How God wants to be worshiped: participation in the Church’s liturgy

For three days last week, I participated in the International Eucharistic Congress in Guadalajara, Mexico. These Congresses are held every four or five years around the world. The first to be held in the United States took place in Chicago in 1926, when Cardinal Mundelein was Archbishop of Chicago. The Guadalajara Eucharistic Congress launched the Year of the Eucharist for the whole Catholic world, a year of grace to last from this October to October, 2005, and culminating in a Synod on the Eucharist in Rome. (See story, Page 5.)

The Congress was well prepared in all the parishes of the Archdiocese of Guadalajara, which counts five million Catholics and has over 400 seminarians in theology studies. It’s a diocese that dates back to 1537 and is, therefore, almost 300 years older than the Archdiocese of Chicago. Catechesis on the Eucharist was intense in the parishes throughout the past year. All the parishes celebrated their children’s first Holy Communion on October 9, just before the Congress began. During the Congress, a daily catechesis by a visiting cardinal was followed by witness talks. I spoke Saturday on “The Eucharist: Source of Evangelization.” The previous Thursday, there was a Mass in a field just outside the city, and then the Blessed Sacrament was carried in procession to the cathedral. The procession took five hours and about five million people participated. There were evenings dedicated to adoration of the Blessed Sacrament in parish centers designated for particular language groups. There was a youth rally Saturday evening. Confessions were heard on almost every occasion. It was a glorious mixture of learning, adoration of the Blessed Sacrament and celebration of the Mass. The faith was so strongly expressed that one could almost touch it.

Active participation in the liturgy is the soul of participation in the life of the Church. The Church exists first of all to worship God, and to do so as He wants to be worshiped. Our worship of the Father is possible because we are “in Christ” through baptism and faith. In actively participating in the liturgy, we cooperate personally with what Christ seeks to do for us and through us. In the celebration of the Eucharist, Jesus Christ is the one who acts as both priest and victim, the one offering and the one being offered or sacrificed. To his self-sacrifice, we join our own, our very selves.

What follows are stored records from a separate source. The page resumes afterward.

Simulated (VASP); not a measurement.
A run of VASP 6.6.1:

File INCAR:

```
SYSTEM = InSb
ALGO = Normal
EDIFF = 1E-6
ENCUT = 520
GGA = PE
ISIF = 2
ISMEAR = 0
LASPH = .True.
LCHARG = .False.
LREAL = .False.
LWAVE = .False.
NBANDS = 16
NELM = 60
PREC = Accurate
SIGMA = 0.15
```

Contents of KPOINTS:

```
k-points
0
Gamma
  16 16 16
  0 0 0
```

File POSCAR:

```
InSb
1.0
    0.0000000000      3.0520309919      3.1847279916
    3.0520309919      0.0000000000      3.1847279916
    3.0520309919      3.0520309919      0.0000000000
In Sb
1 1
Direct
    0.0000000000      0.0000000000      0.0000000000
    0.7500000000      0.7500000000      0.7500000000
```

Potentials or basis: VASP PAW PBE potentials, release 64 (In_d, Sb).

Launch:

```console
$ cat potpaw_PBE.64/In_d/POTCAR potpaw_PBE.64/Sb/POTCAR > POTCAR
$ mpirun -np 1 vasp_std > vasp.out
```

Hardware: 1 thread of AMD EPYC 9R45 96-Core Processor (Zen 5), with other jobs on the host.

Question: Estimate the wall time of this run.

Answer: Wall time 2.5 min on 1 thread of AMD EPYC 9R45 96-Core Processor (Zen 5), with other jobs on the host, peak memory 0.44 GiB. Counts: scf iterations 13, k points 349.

There is an “objectivity” about the liturgy because it starts with Christ, not with our religious experience. The Catholic liturgy is the action of Christ himself, made visible and shared through the sacramental action of the Church. Its basic symbol system comes to us from the apostles, and the Church is not free to change it. If one uses running sand or flowing beer to baptize rather than water, there is no sacramental action; no baptism takes place. If one witnesses “marriage” vows between two men or two women rather than between a man and a woman, there is no sacramental action; no marriage takes place. If one “consecrates” cornbread or chocolate cake rather than bread made from wheat, there is no sacramental action; no Mass is celebrated. If one uses peanut oil or grape jelly rather than chrism to confirm, there is no sacramental action; Confirmation has not taken place. The sacramental signs make visible the action of the risen Lord, and the Church is not free to change them. Since religion is a purely personal project for many today, this confession of limits to what we can do liturgically infuriates from time to time. But those who argue about the essentials of the sacraments are arguing with Christ, not with the Church.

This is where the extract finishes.